Agile Testing Book Part 1

This post is part of the “Testing for Agile Teams” series.

The agile way

  • Remember the manifesto.
  • Focus on delivering small chunks of business value in short cycles.
  • Numerous implementations of the manifesto: Scrum, XP, Kanban, DSDM…
  • Solve problems as a team of people who all feel responsible for delivering the best possible quality.

The agile teams

Agile testing includes everything beyond unit testing: functional, system, load, performance, security, stress, usability, exploratory, end-to-end, and user acceptance.

Customer team

  • Includes domain experts, product owners, business analysts.
  • Writes the stories or feature sets.
  • Provides examples that will drive coding.

Developer team

  • Everyone involved with delivering code (devs, SysAdmins, DBAs…)
  • Agile discourages specialized roles — transfer skills to others.

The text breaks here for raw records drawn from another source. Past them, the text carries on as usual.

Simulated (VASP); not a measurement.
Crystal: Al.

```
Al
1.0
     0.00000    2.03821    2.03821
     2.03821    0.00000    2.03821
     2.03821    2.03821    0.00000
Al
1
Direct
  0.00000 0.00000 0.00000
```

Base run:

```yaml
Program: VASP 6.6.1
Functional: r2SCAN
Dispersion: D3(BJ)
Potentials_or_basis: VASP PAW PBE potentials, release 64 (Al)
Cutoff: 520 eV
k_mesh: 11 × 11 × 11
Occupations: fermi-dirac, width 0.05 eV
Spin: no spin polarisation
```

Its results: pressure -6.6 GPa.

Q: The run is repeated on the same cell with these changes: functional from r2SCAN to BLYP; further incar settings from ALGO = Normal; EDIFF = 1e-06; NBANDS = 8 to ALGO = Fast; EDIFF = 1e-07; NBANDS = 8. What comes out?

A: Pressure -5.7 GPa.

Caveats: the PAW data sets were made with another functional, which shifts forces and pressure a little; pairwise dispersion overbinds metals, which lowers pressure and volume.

Testers, a foot in each world

  • Advocate for quality on behalf of the customer.
  • Help the customer tell what is valuable and critical.
  • Write tests and examples to ensure that’s what they’ll get.
  • Assist the development team in delivering the max value.
  • Testing in ways developers hadn’t originally anticipated (exploratory).

The agile flow

  • Programmers never get ahead of the testers, because a story is not “done” until it has been tested.
  • As a team member, you will need to be adaptive to the team’s needs.
  • Automated functional tests are added to the regression test suite.

We don’t think of “departments”, we just think of the skills.

Tests, from the unit level on up, drive the coding, help the team learn how the application should work, and let us know when we’re “done” with a task or story.


This post is a personal summary of a chapter from the book Agile Testing: A Practical Guide For Testers And Agile Teams. I’m sure you’ll find that book useful too.